We were already building a small demo app to share with Mux's support team due to some other integration challenges we were facing. I added this new echo issue to the demo and included a link to our preview branch for them to investigate.

Their response surprised me: "We can see two player elements in the DOM when you hover."

After diving into our component, I realized we were conditionally hiding the video player with CSS rather than removing it from the DOM:

// 🚩 Problematic code
function ResponsiveVideoCard({ lesson }) {
  return (
    <>
      <div className="hidden md:block">
        <VideoCard lesson={lesson} />
      </div>
      <div className="block md:hidden">
        <MobileVideoCard lesson={lesson} />
      </div>
    </>
  )
}

When users hovered on desktop, both the desktop and (hidden) mobile players were initializing and playing simultaneously! The CSS was hiding the element visually, but both video players remained active in the DOM. Switching to conditional rendering fixed the issue:

// ✅ Fixed code
function ResponsiveVideoCard({ lesson }) {
  const isMobile = useMediaQuery('(max-width: 768px)')

  return (
    <>
      {!isMobile ? (
        <VideoCard lesson={lesson} />
      ) : (
        <MobileVideoCard lesson={lesson} />
      )}
    </>
  )
}

This was a valuable reminder that CSS-based responsive design techniques like hidden classes don't actually remove elements from the DOM. For complex components like video players, it's often better to use JavaScript to conditionally render elements rather than simply hiding them with CSS.

Key Learnings

This project transformed my approach to performance optimization and architecture in several fundamental ways:

The Art of Performance Debugging

Technical problems rarely announce themselves clearly. The most valuable skill I developed was a methodical approach to performance debugging—isolating variables, questioning assumptions, and letting data guide decisions rather than intuition.

Using Chrome DevTools' "Block Requests" feature strategically proved more valuable than a dozen optimizations based on assumptions. When tackling performance, a systematic, evidence-based approach beats guesswork every time.

Architectural Boundaries Matter

The most insidious performance issues often lurk at the boundaries between systems. Our biggest bottleneck wasn't in the new search architecture but in how it interacted with existing components—a lesson in holistic system thinking that's influenced how I approach architecture ever since.

Inspiration Is Everywhere

TikTok's approach to video loading provided the blueprint for our most effective UX optimization. There's immense value in studying how industry leaders have solved similar technical challenges, especially for common user experience patterns.

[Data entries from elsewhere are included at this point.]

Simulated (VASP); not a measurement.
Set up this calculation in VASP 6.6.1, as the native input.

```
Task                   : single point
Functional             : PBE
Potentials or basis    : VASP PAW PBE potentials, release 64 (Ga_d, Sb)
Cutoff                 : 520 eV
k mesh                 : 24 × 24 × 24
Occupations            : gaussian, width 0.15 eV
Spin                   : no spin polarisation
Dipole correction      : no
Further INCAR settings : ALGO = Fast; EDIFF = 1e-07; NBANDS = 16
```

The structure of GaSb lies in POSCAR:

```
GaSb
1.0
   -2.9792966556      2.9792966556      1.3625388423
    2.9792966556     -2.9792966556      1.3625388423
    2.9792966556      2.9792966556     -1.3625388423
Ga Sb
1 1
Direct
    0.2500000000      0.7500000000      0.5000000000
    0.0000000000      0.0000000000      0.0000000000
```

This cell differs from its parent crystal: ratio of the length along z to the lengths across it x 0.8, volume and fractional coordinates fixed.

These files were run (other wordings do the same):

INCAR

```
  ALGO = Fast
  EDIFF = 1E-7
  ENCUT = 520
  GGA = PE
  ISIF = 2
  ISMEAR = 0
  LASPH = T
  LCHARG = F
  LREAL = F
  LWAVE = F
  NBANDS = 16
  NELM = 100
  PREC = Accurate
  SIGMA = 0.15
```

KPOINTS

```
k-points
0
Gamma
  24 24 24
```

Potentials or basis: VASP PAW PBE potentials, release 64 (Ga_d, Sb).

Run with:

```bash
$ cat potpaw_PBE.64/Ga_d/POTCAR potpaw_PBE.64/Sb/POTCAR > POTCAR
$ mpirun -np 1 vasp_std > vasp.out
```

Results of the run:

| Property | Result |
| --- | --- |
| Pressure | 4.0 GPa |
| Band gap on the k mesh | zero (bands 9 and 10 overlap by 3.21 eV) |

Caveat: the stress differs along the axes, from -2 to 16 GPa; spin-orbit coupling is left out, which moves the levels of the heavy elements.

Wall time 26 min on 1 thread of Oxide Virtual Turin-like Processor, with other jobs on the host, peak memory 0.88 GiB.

Implementation Details Can Make or Break UX

The echo bug taught me that even subtle implementation choices—like using CSS hiding versus conditional rendering—can have outsized impacts on user experience. These details matter tremendously, especially for resource-intensive components.

The Results

The final metrics speak for themselves:

• 66% faster page load: from 11.3s to 3.8s
• 37% faster interactivity: DOMContentLoaded improved from 3.1s to 1.9s
• Zero-latency filtering: filtering now happens entirely client-side
• Smoother video experience: videos load on demand rather than all at once

More importantly, user engagement with our search page increased dramatically after the relaunch, with longer session durations and higher conversion rates to lesson enrollments.

Final Thoughts

This project taught me that thoughtful architecture is just the beginning—equally important is understanding how systems actually interact in production. While I had meticulously designed our approach, it was only through challenging my assumptions and investigating cross-component interactions that I uncovered the real performance bottleneck.

The most valuable insight wasn't technical—it was that sometimes the biggest performance wins come from challenging assumptions and approaching problems with fresh eyes. In the rush to adopt the latest architectural patterns, it's easy to overlook fundamentals like redundant network requests or inefficient DOM manipulation.

This project reinforced a core truth of software engineering: the gap between a working system and an exceptional one often lies not in following trends, but in the relentless pursuit of understanding—truly understanding—how your code behaves as a whole. That pursuit is what transforms good engineers into exceptional ones, and it's a journey I'm still very much on.